This post can help writers and those who want to write gain confidence in the craft.
Be a writer
Writers’ write. If you’re going to improve your confidence in the craft, write every day. It doesn’t matter what you’re writing. Write what’s on your mind. Develop a response to a prompt, write dialogue. Don’t plan it, don’t worry about it, just write. It doesn’t have to be something you’re proud of—that you would share with people—it can be nonsense. It will lead to something good.
There are ways to get it out. Take notes whenever you have an idea in mind. Save them, perhaps in one place, where you can access them like items in a catalog to draw from later.
Make time to write. Set aside time every day of the week to get your contact out. Whether it’s 4:00 to 8:00 a.m., or midnight: get content out.
Give yourself time to write, or seal it to make it yours. You can be productive with just an hour of writing. But if you’re intent on building up your craft, put more time into it. Two hours gives time to develop a story, rewrite sections you trash, go deeper and push yourself to do new things with it, because what you’re doing in that two hours is going twice as far as what you think you can do. And that’s when your ideas come flying out.
This is not to say that you are going to be satisfied with what you produce in two hours. But two hours a day for two weeks might take you through a completed short story. Two hours of uninterrupted time spent on your craft can be rewarding, but it’s a seed for something greater.
Read every day. Whether you’re into Tolstoy or Rachel Kushner, just read. Think about what you’ve read, talk about it with people, note styles. Read writers who don’t interest you. Read garbage, read everything—it all comes to positive influence in your work. Even if it’s just a way to say that you write so much better than what you’ve just read. That’s your ego telling you what’s up. It will do that a lot. But look out, because it’ll get beat up once in a while, and the effects of those beatings last a lot longer than worthless praise.
Improve your content
Consider your audience.
Control the common phrasing of the day. Get rid of the filler. Note what you’re doing. Why have you made the choices you have? Why are you developing the plot in one direction rather than another? Answer these questions, they’ll make your writing stronger.
Common phrasing isn’t the way people talk, it’s the clichéd expectation of conversation.
Write powerful sentences by using direct living language that doesn’t mince or waste words and has a purpose to contribute to the plot. The reality of the world you write is contained in the language the characters speak.

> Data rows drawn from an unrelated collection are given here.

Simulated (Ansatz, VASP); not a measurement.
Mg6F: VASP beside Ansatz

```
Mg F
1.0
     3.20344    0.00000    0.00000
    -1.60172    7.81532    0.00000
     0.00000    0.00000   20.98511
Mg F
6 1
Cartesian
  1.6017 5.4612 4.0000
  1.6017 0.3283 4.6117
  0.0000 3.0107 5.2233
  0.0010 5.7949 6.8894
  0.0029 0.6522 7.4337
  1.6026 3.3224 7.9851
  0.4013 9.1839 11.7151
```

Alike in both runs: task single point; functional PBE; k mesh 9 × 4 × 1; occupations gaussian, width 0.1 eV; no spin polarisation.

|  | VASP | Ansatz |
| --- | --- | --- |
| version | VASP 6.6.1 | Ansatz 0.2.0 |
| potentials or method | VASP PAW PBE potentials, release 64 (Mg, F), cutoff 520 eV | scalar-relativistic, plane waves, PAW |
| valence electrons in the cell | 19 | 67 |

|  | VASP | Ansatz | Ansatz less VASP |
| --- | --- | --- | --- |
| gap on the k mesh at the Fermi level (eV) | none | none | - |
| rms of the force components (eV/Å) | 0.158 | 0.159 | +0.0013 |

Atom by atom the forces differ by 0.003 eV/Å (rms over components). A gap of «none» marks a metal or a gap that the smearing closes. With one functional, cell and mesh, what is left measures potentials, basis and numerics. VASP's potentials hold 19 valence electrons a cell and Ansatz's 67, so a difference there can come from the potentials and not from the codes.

Experiment. Don’t overdo it or censor yourself as you go. Let your writing come out. If an experimental paragraph is bothering you, leave it alone and rewrite it conventionally and then keep going. Go back to the experimental section later. You may discover that the experiment you tried will end up being the standard for your book. Always pay attention to your experiments and only erase it if it’s foul and cannot be used for anything. Give yourself the benefit of the doubt. If you wrote four sentences of garbage but there’s a good idea in there, hang on to the idea. A bad sentence expressing a good idea is worth keeping. Put it in a notebook. Keep good ideas.
Make it clear
Experiment in your work and think of your audience. Keep it clear how your characters get from one place to another, how your story moves along. Once you create the logic, stay in the rules of the logic. Yes, things will clear up in the revision, but in order for the revision to go well you want to construct the skeleton of your book well so that it holds up during revisions. Otherwise you may be going through passages of content that you’re consistently making better in the revision, only to find a section that tapers off with no logical sequencing into the next section. This can be frustrating, it can mean many things; like having to rewrite characters in other parts of the book because the dialogue and action needs to be different. It’s best to be as consistent as possible going all the way through the text. So even if you’re writing an experimental novel, you’re doing so within a formula that makes it all work.
Revise
This is where your writing will go from bad or good to great. Read your work aloud. Read it aloud before you begin revising, so you can see the problems in the entire section you will be covering. Get feedback from people, especially seek it from people who are merely acquaintances or whom you don’t know. A good critic will say what’s working in the piece but focus on its problematic aspects. This is what you want! Your books not gonna get better by resting on your laurels. It’s going to improve by making changes. Readers who give critical comments are invaluable. Heeding their comments will make your content stronger.
Once you workshop a piece, revise it again. Revision is a many time process.
Submit your work
Get your work out there. Be prepared for rejection. A piece that’s rejected from a periodical is either not right for the periodical or no good. If it’s not right for the periodical, find a publication that publishes the kind of material you’re writing. Everybody gets rejected, don’t worry about it. You’re not a professional if you’re offended by rejection.
If your writing is no good it’s either a badly written story or it simply has mistakes in it that can’t be overlooked by the editor who reviewed it for their publication. If it’s the former, keep trying and you’ll write a good story. If it’s the latter, tighten up ship and only send out work that has been proofread by reading out loud. Proofreading is ideally done with a hard copy of your text, a ruler, pencil, and a highlighter. Go through the text making corrections line by line.